WIP: Additional evaluators #184

Adamits · 2024-05-01T14:47:53Z

Addresses #183

I was working on evaluating with character error rate, and went down a small rabbit hole of how to support multiple eval metrics. I am very open to different proposals, especially given that I was not thinking about #175 when writing this (we may need to resolve the semantics of this, at the very least). Basically, the idea is that every eval metric should have some definition of a per-sample score (for accuracy this is binary), and we simply collect a list of these across samples, and again across batches, before reporting a micro-average.

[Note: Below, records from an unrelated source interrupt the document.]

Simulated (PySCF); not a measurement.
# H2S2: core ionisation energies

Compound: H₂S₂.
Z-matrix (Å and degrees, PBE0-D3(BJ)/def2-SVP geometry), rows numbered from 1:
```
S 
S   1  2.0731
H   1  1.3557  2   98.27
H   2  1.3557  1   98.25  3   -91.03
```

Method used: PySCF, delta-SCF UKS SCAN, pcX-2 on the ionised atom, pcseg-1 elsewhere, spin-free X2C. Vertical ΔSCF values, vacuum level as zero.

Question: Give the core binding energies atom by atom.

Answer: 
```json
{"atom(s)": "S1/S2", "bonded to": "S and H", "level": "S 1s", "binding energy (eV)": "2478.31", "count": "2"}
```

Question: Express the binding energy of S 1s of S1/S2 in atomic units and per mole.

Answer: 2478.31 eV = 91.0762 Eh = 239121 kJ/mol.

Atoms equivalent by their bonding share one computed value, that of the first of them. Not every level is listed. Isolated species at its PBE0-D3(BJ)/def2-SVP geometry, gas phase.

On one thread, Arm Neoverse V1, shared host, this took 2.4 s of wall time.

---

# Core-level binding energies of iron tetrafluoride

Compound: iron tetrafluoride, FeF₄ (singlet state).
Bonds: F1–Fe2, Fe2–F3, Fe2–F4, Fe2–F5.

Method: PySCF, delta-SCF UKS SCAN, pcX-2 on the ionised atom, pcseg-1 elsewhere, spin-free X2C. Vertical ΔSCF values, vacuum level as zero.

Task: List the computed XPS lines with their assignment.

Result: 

There is some controller code that may be a bit clunky right now that entails reading the requested metrics from the command line, and then initializing those evaluators on the model. Then, during validation, we just loop over the requested evaluators and aggregate their metric.

CER

In doing this, I also implemented a CEREvaluator. This is currently a bit rough---I just used torchmetrics for the actual metric, which I believe is all in python. Additionally, I did not bother decoding gold/predicted tensors back into strings and instead convert the list of integers into a string, where each integer is white-space seperated byt he next integer. I think this works fine conceptually, but of course we cannot ensure then that this is really character error rate---it is essentially whatever-you-define-one-symbol-to-be error rate, which in my case happens to be character (or phoneme).

@kylebgorman I was hoping you might have strong opinions on how we need to implement cer (we probably need to convert tensors to strings at each eval call, but if there are tricks s.t. we do not have to that would be great).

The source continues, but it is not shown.